So whenever upcasting happens always remember
-
Base Class variables will be accessed.
-
Sub Class methods(overridden methods if overriding happened else inherited methods as it is from parent) will be called.
Solution 4 - Java
Variables are resolved compile-time, methods run-time. The aRef is of type A, therefore aRef.Intvalue is compile-time resolved to 1.
Solution 5 - Java
OverRiding Concept in Java Functions will override depends on object type and variables will accessed on reference type.
- Override Function: In this case suppose a parent and child class both have same name of function with own definition. But which function will execute it depends on object type not on reference type on run time.
For e.g.:
Parent parent=new Child();
parent.behaviour();
Here parent
is a reference of Parent class but holds an object of Child Class so that's why Child class function will be called in that case.
Child child=new Child();
child.behaviour();
Here child
holds an object of Child Class, so the Child class function will be called.
Parent parent=new Parent();
parent.behaviour();
Here parent
holds the object of Parent Class, so the Parent class function will be called.
- Override Variable: Java supports overloaded variables. But actually these are two different variables with same name, one in the parent class and one in the child class. And both variables can be either of the same datatype or different.
When you trying to access the variable, it depends on the reference type object, not the object type.
For e.g.:
Parent parent=new Child();
System.out.println(parent.state);
The reference type is Parent so the Parent class variable is accessed, not the Child class variable.
Child child=new Child();
System.out.println(child.state);
Here the reference type is Child, so the Child class variable is accessed not the Parent class variable.
Parent parent=new Parent();
System.out.println(parent.state);
Here the reference type is Parent, so Parent class variable is accessed.
Solution 6 - Java
> From JLS Java SE 7 Edition §15.11.1: > > This lack of dynamic lookup for field accesses allows programs to be run efficiently with straightforward implementations. The power of late binding and overriding is available, but only when instance methods are used.
Answers from Oliver Charlesworth and Marko Topolnik are correct, I would like to elaborate a little bit more on the why part of the question:
In Java class members are accessed according the type of the reference and not the type of the actual object. For the same reason, if you had a someOtherMethodInB()
in class B
, you wouldn't be able to access it from aRef
after aRef = b
is run. Identifiers (ie class, variable, etc names) are resolved at compile time and thus the compiler relies on the reference type to do this.
Now in your example, when running System.out.println(aRef.intVal);
it prints the value of intVal
defined in A
because this is the type of the reference you use to access it. The compiler sees that aRef
is of type A
and that's the intVal
it will access. Don't forget that you have both fields in the instances of B
. JLS also has an example similar to yours, "15.11.1-1. Static Binding for Field Access" if you want to take a look.
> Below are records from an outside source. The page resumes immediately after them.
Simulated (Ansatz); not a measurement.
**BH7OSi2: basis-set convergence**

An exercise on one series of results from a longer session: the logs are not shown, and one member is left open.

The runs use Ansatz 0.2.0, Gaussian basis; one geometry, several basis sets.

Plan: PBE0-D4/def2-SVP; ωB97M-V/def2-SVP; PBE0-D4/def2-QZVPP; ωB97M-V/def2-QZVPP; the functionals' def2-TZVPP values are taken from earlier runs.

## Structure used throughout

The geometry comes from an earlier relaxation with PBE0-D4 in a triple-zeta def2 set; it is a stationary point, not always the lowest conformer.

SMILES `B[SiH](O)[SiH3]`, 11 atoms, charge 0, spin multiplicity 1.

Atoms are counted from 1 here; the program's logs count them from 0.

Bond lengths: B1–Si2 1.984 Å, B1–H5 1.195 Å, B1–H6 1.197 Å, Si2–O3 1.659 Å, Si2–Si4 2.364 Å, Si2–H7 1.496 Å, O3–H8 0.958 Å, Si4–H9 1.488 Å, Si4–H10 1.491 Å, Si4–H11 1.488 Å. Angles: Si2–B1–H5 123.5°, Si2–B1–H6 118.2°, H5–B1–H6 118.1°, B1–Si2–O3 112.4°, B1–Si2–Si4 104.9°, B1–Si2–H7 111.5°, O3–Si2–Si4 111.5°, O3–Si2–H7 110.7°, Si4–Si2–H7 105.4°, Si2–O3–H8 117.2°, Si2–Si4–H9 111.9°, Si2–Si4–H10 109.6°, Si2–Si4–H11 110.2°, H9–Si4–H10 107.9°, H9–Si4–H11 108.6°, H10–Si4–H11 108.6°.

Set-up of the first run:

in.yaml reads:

But why do methods behave differently? The answer is that for methods, Java uses late binding. That means that at compile time, it finds the most suitable method to search for during the runtime. The search involves the case of the method being overridden in some class.
Solution 7 - Java
This is called variable hiding. When you assign aRef = b;
, aRef
has two intVal, 1 is named just intVal
another is hidden under A.intVal
(see debugger screenshot), Because your variable is of type class A
, even when you print just intVal
java intelligently picks up A.intVal
.
Answer 1: One way of accessing child class's intVal
is System.out.println((B)aRef.intVal);
Answer 2: Another way of doing it is Java Reflection because when you use reflection java cant intelligently pickup hidden A.intVal
based on Class type, it has to pick up the variable name given as string -
import java.lang.reflect.Field;
class A{
public int intVal = 1;
public void identifyClass()
{
System.out.println("I am class A");
}
}
class B extends A
{
public int intVal = 2;
public void identifyClass()
{
System.out.println("I am class B");
}
}
public class Main
{
public static void main(String [] args) throws Exception
{
A a = new A();
B b = new B();
A aRef;
aRef = a;
System.out.println(aRef.intVal);
aRef.identifyClass();
aRef = b;
Field xField = aRef.getClass().getField("intVal");
System.out.println(xField.get(aRef));
aRef.identifyClass();
}
}
Output -
1
I am class A
2
I am class B
Solution 8 - Java
I hope this can help:
public class B extends A {
// public int intVal = 2;
public B() {
super();
super.intVal = 2;
}
public void identifyClass() {
System.out.println("I am class B");
}
}
So overriding variable of base class is not possible, but base class variable value can be set (changed) from constructor of inherited class.
Solution 9 - Java
As per the Java specifications, the instance variables are not overridden from a super class by a sub class when it is extended.
Hence the variable in the sub class only can be seen as one sharing the same name.
Also when the constructor of A is called during the instance creation of B the variable (intVal) is initialized and hence the output.
Solution 10 - Java
Well, I hope u got the answer. If not, you can try seeing in the debug mode. the subclass B has access to both the intVal. They are not polymorphic hence they are not overriden.
If you use B's reference you will get B's intVal. If you use A's reference , you will get A's intVal. It's that simple.
Solution 11 - Java
It is because when you assign b to aRef, it is resolved, leading aRef to just be of class A. This means that aRef does not have access to any of class B's fields or methods. If you call for intVal instead by using b.intVal, you will get 2.
Solution 12 - Java
As Many users have already pointed out, this is not polymorphism. Polymorphism only applies to methods(functions).
Now as to why the value of the intVal of class A is printed, this happens because as you can see the reference aRef is of type A.
I can see why you are confused by it. By the same procedure you have accessed the overridden methods for ex. the method identifyClass() but the not the variables which directly proves the first line that I have written .
Now in order to access the variable you can do ((Superclass)c).var
Note here that the Superclass can be many levels up for example A<-B<-C. That is C extends B and B extends A. If you wanted the value of var of A then you could have done ((A)c).var .
EDIT: as one of the users have pointed out this 'trick' does not apply to static methods, because they are static.
Solution 13 - Java
Java has a feather of encapsulation means it tightly binds the property and the behavior of an object. so only via a class reference we can call it's behavior to change it's property.
and in inheritance only method overrides so that it can affects only it's property.